I’m running CUDA jobs on a Titan X on a system with no monitor attached. I would like to manually increase the fan speed to maintain reasonable temperatures because I will be running calculations constantly for weeks at a time.
I managed to get the hack for a dummy x server for setting the fan speed to work.
I followed the hack here: https://sites.google.com/site/akohlmey/random-hacks/nvidia-gpu-coolness
Basically, started up a dummy X windows so that I could use nvidia-settings commandline controls. I set the fan speed:
nvidia-settings -c :0 -a [gpu:0]/GPUFanControlState=1
nvidia-settings -c :0 -a [fan:0]/GPUTargetFanSpeed=70
and I set the driver to persistence mode
nvidia-smi -pm 1
then I quit the dummy X window server. Things run great until my first CUDA job finishes. Then the powermizer kicks in and throttles back from P2 to P8. But, it doesn’t throttle back up to P2 when I start the next job. If I restart the dummy x-server then it throttles up to P2 again. But, I don’t want to keep the dummy x-server running because it uses memory and I think it also slightly slows down the CUDA calculation.

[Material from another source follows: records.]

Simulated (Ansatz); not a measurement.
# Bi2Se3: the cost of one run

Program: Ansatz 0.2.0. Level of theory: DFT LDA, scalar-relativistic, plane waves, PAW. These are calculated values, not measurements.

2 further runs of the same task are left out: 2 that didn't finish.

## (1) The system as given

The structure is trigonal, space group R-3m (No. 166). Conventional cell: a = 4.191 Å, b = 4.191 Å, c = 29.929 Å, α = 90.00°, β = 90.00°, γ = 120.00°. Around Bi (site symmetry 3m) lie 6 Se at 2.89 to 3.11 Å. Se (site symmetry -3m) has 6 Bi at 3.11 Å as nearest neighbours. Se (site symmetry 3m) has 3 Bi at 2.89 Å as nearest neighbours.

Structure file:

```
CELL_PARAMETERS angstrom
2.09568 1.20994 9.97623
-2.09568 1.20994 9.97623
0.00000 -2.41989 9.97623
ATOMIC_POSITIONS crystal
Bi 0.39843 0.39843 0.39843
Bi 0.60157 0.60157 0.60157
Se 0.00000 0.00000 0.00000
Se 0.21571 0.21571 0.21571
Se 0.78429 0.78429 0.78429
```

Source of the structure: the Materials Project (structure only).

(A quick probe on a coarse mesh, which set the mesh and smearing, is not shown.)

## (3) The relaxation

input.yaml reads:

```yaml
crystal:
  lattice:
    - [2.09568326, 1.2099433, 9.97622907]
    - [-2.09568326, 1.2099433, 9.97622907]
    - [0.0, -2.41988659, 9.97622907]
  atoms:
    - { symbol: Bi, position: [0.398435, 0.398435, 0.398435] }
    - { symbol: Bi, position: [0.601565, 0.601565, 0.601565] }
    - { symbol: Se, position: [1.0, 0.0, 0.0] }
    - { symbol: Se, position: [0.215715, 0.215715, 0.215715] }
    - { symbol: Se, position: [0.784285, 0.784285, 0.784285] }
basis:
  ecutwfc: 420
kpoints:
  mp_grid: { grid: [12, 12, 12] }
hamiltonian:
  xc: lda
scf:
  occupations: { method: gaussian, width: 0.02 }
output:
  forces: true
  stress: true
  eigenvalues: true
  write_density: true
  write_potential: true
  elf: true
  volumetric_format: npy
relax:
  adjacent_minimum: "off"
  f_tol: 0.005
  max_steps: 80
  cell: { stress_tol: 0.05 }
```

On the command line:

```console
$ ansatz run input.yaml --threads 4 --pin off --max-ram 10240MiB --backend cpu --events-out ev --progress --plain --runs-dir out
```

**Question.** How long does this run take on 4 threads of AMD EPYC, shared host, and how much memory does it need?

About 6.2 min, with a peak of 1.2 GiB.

If I don’t do the hack at all, and just run my jobs on the headless machine, then powermizer behaves sensibly (throttles up and down appropriately). (Of course this is not good because the fan speed stays stuck around 37% and I get to about 80+ C.
In a nutshell, it seems that manually setting the fan, and exiting X causes the powermizer to behave incorrectly.
Any ideas? This is with 349.16